As I said before, I consider this to be the lesser of the two evils. This preference under these conditions should not be confused with a general preference on straight-pulls which I do not have as I have repeatedly mentioned on this thread. I also believe that a general detriment of the straight-pulls for the custom wheelbuilding community is the accuracy of spoke length from the available spoke calculators. This to me appears to be more of a trial-and-error approach than I would like it to be (contingent upon one's experience with these setups based on production volume) and thus another reason why I have chosen to stay away from building new wheels with straight-pulls.


----------



## duriel (Oct 10, 2013)

roger-m said:


> Now please explain why the OP sees many sp spokes with their heads blown off. All we've heard from you is that your wheel works, therefore not a problem.


Maybe someone is tightening them too tight or too loose? 
He was ranting and didn't really give a breakdown on if it was a build by him, a factory, or an idiot. He didn't give us a study on the tension of remainder of the spokes on those wheels, they types of wheels, the manufacturer, rim nipples or wheel nipples, straight or bladed.

It was a rant and everyone jumped on the wagon. Being obstinant and having built SP wheels and experienced no problems in 20k miles, I am proposing there are other issues. There are plenty of SP wheels out there. Maybe he just doesn't like working on them, I don't care. 

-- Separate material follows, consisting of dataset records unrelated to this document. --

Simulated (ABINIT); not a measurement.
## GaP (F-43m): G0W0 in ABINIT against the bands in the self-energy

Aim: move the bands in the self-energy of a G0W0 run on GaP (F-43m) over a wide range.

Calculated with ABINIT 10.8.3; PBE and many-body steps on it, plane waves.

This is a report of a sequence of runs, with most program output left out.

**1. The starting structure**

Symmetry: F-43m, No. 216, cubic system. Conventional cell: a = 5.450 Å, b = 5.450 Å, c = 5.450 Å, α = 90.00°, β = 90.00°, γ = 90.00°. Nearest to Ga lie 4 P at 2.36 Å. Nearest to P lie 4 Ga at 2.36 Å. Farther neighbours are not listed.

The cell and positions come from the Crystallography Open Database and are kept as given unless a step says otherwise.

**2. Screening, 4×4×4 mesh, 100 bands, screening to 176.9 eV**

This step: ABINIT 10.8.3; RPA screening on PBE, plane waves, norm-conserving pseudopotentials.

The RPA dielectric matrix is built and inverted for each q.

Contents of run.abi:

Then posting the implication that the heads were hammered on was just way too much for me. Maybe the manuf process needs to be updated and would solve this problem, I don't care, they work for me, and I am an engineer, BFD.


----------



## Jwiffle (Mar 18, 2005)

I have no input on the metallurgy and engineering of straight versus j- bend spokes, but I can tell you I don't like straight for most of the reasons others have given. 

But here is one more big reason not to like them: you break a spoke, especially if you are away from home, good luck finding a replacement quickly. Most shops don't carry straight pull spokes in stock. Built a set of wheels for a customer who consider straight pull, but when I pointed out any shop will at least have a round silver j- bend spoke that will work to replace a bladed black spoke, but chances are good they will not have a straight, he quick agreed to my recommendation to go with j-bend spokes and hub. 

Sent from my SAMSUNG-SM-J327A using Tapatalk


----------



## duriel (Oct 10, 2013)

Well I always take an extra set of wheels with me, but have yet to use them.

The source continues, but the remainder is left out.